As someone who grew up an an academically oriented white-collar world, has a bachelor’s degree in a science, and went on to work in a blue-collar profession, I can attest to the wisdom in the above responses. This is an area where practical experience is much more applicable than book learning. Even a well-intentioned attempt at offering help, even just ideas, is much more likely to have a negative effect as a distraction than a positive effect as an improvement. I concur that the most helpful thing for the customer to do is stay well out of the way.

As someone who has seen several pianos moved, I’m curious to hear your new and improved way to move them, by yourself easier and safer than the professionals you hired.

Ah, this calls for a Mythbusters-style experiment, albeit I think we need to start with a proof-of-concept and work up, lest the o.p. find himself crushed and/or the owner of an ex-piano. I don’t suppose anyone has a spare busted piano around that they could part with?

And just for the record, I’m not taking any bets against Q.E.D. :wink:

Stranger

Here’s a tutorial: http://laurelandhardycentral.com/mb.htm

So there I was last week, happily noodling about with Bach’s Toccata and Fugue in D Minor, on a full-sized upright 1919 Heintzman . . .

in the middle of a field in the Boreal forest

. . . wondering just how the heck I would ever get that wonderful wall of sound up the flight of stairs into my chalet.

Now, I’m strong as a bull and smart as a streetcar, and I’ve moved quite a few pianos in my day, including my previous full sized Heintzman, but I could barely get one end of this one off the ground. Even with dollies, straps and prozac, forget about a couple of guys moving this behemoth.

Where I live is out of the way. Way out of the way. The nearest piano mover is half a day’s drive from here, in a foreign country. Four strong fellows could move it, but most of my friends who are courageous enough to try piano moving happen to be female and on the far side of middle aged – a very attractive but not very effective brute force committee.

The solution? Climbing webbing for multiple anchor points along my front deck, a couple of 2”x10”x16’ boards for a ramp (one of which broke), a couple of come-alongs for alternating winches, and three of us working away for about half an hour – one person winching, and two people keeping the piano on the ramp.

Now that the Heintzman is inside, life is once again wonderful and the planets are back in alignment, but I sort of miss noodling about on that magnificient wall of sound in the middle of the field in the Boreal forest.

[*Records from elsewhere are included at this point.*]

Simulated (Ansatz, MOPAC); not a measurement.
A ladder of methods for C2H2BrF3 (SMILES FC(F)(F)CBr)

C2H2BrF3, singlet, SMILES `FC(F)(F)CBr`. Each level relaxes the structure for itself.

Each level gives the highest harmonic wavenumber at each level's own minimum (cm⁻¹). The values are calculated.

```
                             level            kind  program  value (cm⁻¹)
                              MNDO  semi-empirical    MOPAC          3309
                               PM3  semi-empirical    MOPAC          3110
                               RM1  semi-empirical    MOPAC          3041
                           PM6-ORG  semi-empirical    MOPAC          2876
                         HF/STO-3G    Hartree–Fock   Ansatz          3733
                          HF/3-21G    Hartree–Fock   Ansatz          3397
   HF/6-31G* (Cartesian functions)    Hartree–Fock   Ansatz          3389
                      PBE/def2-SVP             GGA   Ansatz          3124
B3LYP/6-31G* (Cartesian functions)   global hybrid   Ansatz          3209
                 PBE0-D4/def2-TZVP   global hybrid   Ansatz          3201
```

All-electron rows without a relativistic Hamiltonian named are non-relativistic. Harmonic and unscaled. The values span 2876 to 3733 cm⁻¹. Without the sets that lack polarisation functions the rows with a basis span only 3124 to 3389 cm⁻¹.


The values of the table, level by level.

Remember, folks, it isn’t just the weight – it’s where the weight is. An upright piano tips backwards very easily, and a grand on its side can tip either way easily. Winching one up some stairs is a recipe for disaster unless there are people available to keep the piano on track and upright. Once you have people beside or below the piano, you had better be certain that your anchor or winch or rigging will not break, for if it does, you may kill or maim your helpers.

A crew of compent piano movers (not just general movers, but dedicated piano movers) can do the job without the rigging, usually quickly and simply, so why not go with the pros?

Maybe Stan and Ollie could help.

Beaten by three posts. :wink:

Great minds, and all that jazz! :wink:

An argument for just shutting up and letting the experts do it the way they know how: Moving a piano is only “just a physics problem” if you don’t care how the piano and the staircase look afterwards. Beyond that, it’s years of learned technique.

My guess is that their response will be something like, “thanks for the calculations, Poindexter, but this is a pretty routine job.” :smiley:

More then that, moving a piano is only a physics problem, “in a perfect condo,” where the piano is a cube, the center of gravity is in the center, once each person lifts the weight, the height their holding it dosen’t change, their muscles don’t fatigue, the corner of the carpet doesn’t trip them up, their shoe lace doesn’t come undone and they don’t have a homeowner with a better idea. A textbook physics problem, this is not.

They have professional piano movers for a reason.

Isn’t the way they think they can do it is what physics explains? Physics explains leverage, but leverage was done before anybody knew what physics or leverage meant. One doesn’t need to have taken any physics to understand how force, energy, and distance can work with each other to get results.